Honestly I typed in "cruze banner sticker" or "cruze graphic" on eBay! (Or something in sort) They have a couple different ones on there! But I found it on eBay! And the blinkers are called "JDM switchbacks" and yeah they do blink amber then go back to white once blinkers go off 


Sent from my iPhone using Tapatalk


----------



## Chevy_Country (Oct 16, 2015)

KY.JellyRS said:


> Honestly I typed in "cruze banner sticker" or "cruze graphic" on eBay! (Or something in sort) They have a couple different ones on there! But I found it on eBay! And the blinkers are called "JDM switchbacks" and yeah they do blink amber then go back to white once blinkers go off
> 
> 
> Sent from my iPhone using Tapatalk


Alright, I'm looking into those blinkers.... that's badass

What about these? They the same? 

https://www.amazon.com/JDM-ASTAR-Ex...p/B00RV46YBC#part-finder-garage_1499116056208










Sent from my SM-G930V using Tapatalk


----------



## chevrasaki (May 1, 2015)

My honest opinion:

I feel neutral about it. It's not my cup of tea, but I don't hate it. I think you stickered it tastefully, and I like how they're all up top on the back window and out of the way. As long as you like it that's all that matters.


----------



## KY.JellyRS (Aug 14, 2015)

Chevy_Country said:


> Alright, I'm looking into those blinkers.... that's badass
> 
> What about these? They the same?
> 
> ...


Yeah so are similar to what I got! Only difference is I wanted to find the brightest ones I could find so the ones I own are alittle brighter (newer model) but those should work out fine! 

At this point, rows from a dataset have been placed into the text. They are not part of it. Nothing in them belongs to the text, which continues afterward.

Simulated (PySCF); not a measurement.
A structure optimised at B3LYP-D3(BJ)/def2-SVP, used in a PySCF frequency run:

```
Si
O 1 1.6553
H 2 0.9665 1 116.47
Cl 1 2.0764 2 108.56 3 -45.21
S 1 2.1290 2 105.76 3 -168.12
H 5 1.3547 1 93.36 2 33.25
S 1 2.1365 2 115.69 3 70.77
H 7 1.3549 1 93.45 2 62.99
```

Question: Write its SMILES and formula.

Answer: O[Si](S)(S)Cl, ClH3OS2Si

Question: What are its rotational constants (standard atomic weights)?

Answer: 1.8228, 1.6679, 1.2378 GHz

Sent from my iPhone using Tapatalk


----------



## Chevy_Country (Oct 16, 2015)

KY.JellyRS said:


> Yeah so are similar to what I got! Only difference is I wanted to find the brightest ones I could find so the ones I own are alittle brighter (newer model) but those should work out fine!
> 
> 
> Sent from my iPhone using Tapatalk


Thanks! They don't hyperflash?

Sent from my SM-G930V using Tapatalk


----------



## KY.JellyRS (Aug 14, 2015)

Chevy_Country said:


> Thanks! They don't hyperflash?
> 
> Sent from my SM-G930V using Tapatalk


You'll have the hyper flash issue so you'll have to wire on resisters but in my opinion it barely bothers me! You maybe have to send alittle more to find a pair that doesn't throw the code


Sent from my iPhone using Tapatalk


----------



## Chevy_Country (Oct 16, 2015)

KY.JellyRS said:


> You'll have the hyper flash issue so you'll have to wire on resisters but in my opinion it barely bothers me! You maybe have to send alittle more to find a pair that doesn't throw the code
> 
> 
> Sent from my iPhone using Tapatalk


The rest of the car has leds, blinkers are the only bulbs that dont throw codes, I hate the hyperflash lol, but I'll just wore resistors, and when/if they go I'll buy more expensive ones

Sent from my SM-G930V using Tapatalk


----------